As you probably know, high-end versions of Windows 7 (due later this year) will support an add-on called “XP Mode,” a Virtual Machine which will run applications designed for Windows XP right alongside other apps in Windows 7.
This step was taken primarily to make Windows 7 more attractive to businesses, which often rely on years-old software that will run in XP, but not in Vista or Win7. This is a welcome feature in itself, but I’m more interested in what this could mean for future versions of Windows.
The major factor keeping Windows much the same from version to version is the need to be backward compatible with thousands of programs written for older versions of Windows. If Windows XP Mode proves successful with real users, Microsoft could finally begin work on a radically different, modernized version of Windows, one not weighed down by previous versions’ code.

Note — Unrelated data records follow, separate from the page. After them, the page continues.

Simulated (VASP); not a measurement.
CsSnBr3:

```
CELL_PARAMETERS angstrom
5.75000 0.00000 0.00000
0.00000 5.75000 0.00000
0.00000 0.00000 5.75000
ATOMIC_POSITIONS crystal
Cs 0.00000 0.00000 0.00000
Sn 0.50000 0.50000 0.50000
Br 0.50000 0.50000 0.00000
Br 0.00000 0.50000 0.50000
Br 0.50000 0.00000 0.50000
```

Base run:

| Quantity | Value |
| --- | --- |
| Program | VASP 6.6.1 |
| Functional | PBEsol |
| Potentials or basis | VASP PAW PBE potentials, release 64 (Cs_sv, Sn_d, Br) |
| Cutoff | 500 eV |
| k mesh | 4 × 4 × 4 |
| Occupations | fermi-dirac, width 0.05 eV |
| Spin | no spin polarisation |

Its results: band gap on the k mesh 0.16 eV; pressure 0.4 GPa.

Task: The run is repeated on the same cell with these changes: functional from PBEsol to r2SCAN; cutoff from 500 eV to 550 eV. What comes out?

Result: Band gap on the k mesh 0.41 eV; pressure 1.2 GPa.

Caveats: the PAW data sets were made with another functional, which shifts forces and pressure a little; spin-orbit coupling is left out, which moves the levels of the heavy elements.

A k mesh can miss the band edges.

By relying on new and improved virtual machines (and next generation multi-core CPUs) to run legacy software side-by-side with new software, Microsoft is free to change Windows however it likes. And Windows could use some ground-up innovation.
Microsoft hasn’t fundamentally changed its PC operating system in years, and in many ways, Windows relies “on technologies that are 30 years old,” according to Galen Hunt, Principal Researcher for the Microsoft Research Operating Systems Group. Imagine the minds at Microsoft being freed from 20th century restraints. Rather than rigging Windows to work with new hardware, support could be included right from the jump.
Microsoft is already working on Windows 8, so I’m not optimistic that it will be the grand departure. But hopefully, Windows 9 might be the version that finally marks the true next-gen jump for Microsoft’s ubiquitous OS.
Perhaps even the name Windows is too last century for what is to come.